Logistic Overview

Some strengths of logistic regression models include their often being quite accurate, their ability to handle symbolic and numeric input fields, and their ability to give predicted probabilities for all target categories so that a second-best guess can easily be identified. Logistic models are most effective when group membership is a truly categorical

field; if group membership is based on values of a continuous range field, you should consider using linear regression to take advantage of the richer information offered by the full range of values. Logistic models can also perform automatic field selection, although other

approaches such as tree models or Feature Selection might do this more quickly on large datasets. Finally, since logistic models are well understood by many analysts and data miners, they may be used by some as a baseline against which other modeling techniques can be compared.

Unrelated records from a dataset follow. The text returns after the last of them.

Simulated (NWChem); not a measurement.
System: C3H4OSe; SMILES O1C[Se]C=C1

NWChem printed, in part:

The Logistic node offers two different procedures behind the scenes to estimate logistic regression models, each of which offers some distinct options for input settings and featuring in some situations somewhat different output:

  • Nominal Regression, which fits multi-class nominal response logistic models, and binary response logistic models as special cases
  • Logistic Regression, which fits binary response logistic models

Nominal Regression

The default procedure in the Logistic node fits nominal response logistic models for binary or nominal multi-class outcomes. One category of the outcome is specified as the Base or reference category, and for a target with K categories, K-1 logits are formed, each used to predict the odds of responding in a specified category relative to the reference category. You can control the specified Base or reference category.

Categorical predictors are handled by internal creation of a dummy or indicator variable for each level of the predictor, and redundancies among these are handled via a generalized inverse rather than reparameterizing to full rank by creating one fewer contrast or indictor codings than the number of categories. This typically results in parameter estimates that compare each level to the last for a main effect of the categorical predictor.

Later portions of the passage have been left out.